Being a people pleaser myself, when I heard this statement, I immediately thought of reasons why this wasn’t true.  I mean I would never intentionally do anything to hurt someone!  My career and life’s work has centered on serving and helping others…prioritizing others above myself!  How could I be a liar??

But when I sat down and thought about it, I realized how often I do lie, even without realizing it.  I lie to my friends when I say I want to go to a party, when I actually just want to stay home and watch Netflix.  I lie to my boss when I say I can take on another project, when actually I’m so stressed I contemplate quitting every day.  I lie to family who ask how my life is going and I put on a smile on my face and say “great”, when actually I’m so depressed it’s a miracle I can get up in the morning.  I lie on Instagram, posting motivational quotes about how we need to have a positive body image, when in reality every day I still struggle with body dysmorphia.

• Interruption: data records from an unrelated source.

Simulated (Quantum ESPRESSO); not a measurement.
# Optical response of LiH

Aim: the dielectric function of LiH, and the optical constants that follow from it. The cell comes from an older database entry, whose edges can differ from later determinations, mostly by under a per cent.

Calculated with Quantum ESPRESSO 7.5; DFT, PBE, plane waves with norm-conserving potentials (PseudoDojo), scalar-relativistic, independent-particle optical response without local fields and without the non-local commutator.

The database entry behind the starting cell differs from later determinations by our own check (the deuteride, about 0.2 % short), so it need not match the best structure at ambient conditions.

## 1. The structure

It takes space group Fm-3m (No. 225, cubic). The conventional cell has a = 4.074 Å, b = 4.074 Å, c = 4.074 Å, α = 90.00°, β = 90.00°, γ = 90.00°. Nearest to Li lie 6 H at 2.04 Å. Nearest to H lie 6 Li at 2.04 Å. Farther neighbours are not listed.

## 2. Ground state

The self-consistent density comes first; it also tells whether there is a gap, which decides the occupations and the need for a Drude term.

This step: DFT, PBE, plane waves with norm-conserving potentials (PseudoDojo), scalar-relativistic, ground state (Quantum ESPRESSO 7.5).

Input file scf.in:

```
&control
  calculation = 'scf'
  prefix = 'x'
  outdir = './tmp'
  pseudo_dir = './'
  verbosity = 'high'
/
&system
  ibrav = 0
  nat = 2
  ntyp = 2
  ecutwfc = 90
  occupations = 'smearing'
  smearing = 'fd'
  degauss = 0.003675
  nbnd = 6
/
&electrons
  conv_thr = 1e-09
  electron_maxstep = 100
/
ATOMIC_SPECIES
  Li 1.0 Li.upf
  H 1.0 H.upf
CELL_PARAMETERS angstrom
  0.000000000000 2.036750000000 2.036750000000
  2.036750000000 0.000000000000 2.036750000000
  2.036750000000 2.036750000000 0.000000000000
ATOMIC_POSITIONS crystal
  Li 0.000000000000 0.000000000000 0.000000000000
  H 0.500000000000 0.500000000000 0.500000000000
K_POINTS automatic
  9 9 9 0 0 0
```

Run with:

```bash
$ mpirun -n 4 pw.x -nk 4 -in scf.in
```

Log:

People pleasers don’t want to tell the truth, because in reality the truth is often painful, and we don’t want to inflict pain on anyone.  We want people to be happy.  We want to give, and put others before ourselves.  We get satisfaction out of making these “small” sacrifices for the good of others.  When we set aside our wants/needs/desires, we feel like we’re doing our jobs as parents, siblings, spouses, coworkers, and friends because others get their wants/needs/desires met.    

And then we wonder why people take us for granted.  We wonder why people don’t take us seriously.  We wonder why we’re under appreciated.  We wonder why we’re so anxious and depressed.   And yet, we still lie.  To others and ourselves.  Telling ourselves that people pleasing is a GOOD thing, when in actuality we’ve been doing more harm than good.

By not allowing ourselves to have a voice, and an opinion we're doing a disservice to those we care about.

So how do we break this awful habit?  How do we start living in autonomy and being truthful to who we are?  Maybe you’ve been living as a people pleaser your whole life, and you don’t even know what you want!  A good first step is therefore to get reacquainted with yourself.  Ask what are YOUR wants/needs/desires?  What lights you up?  What drives you?  What makes you happy and excited about life?  Write these things down, and practice saying them out loud, so that when someone asks you a simple question like “what do you want to eat?” your initial response isn’t “I don’t know, whatever you want”.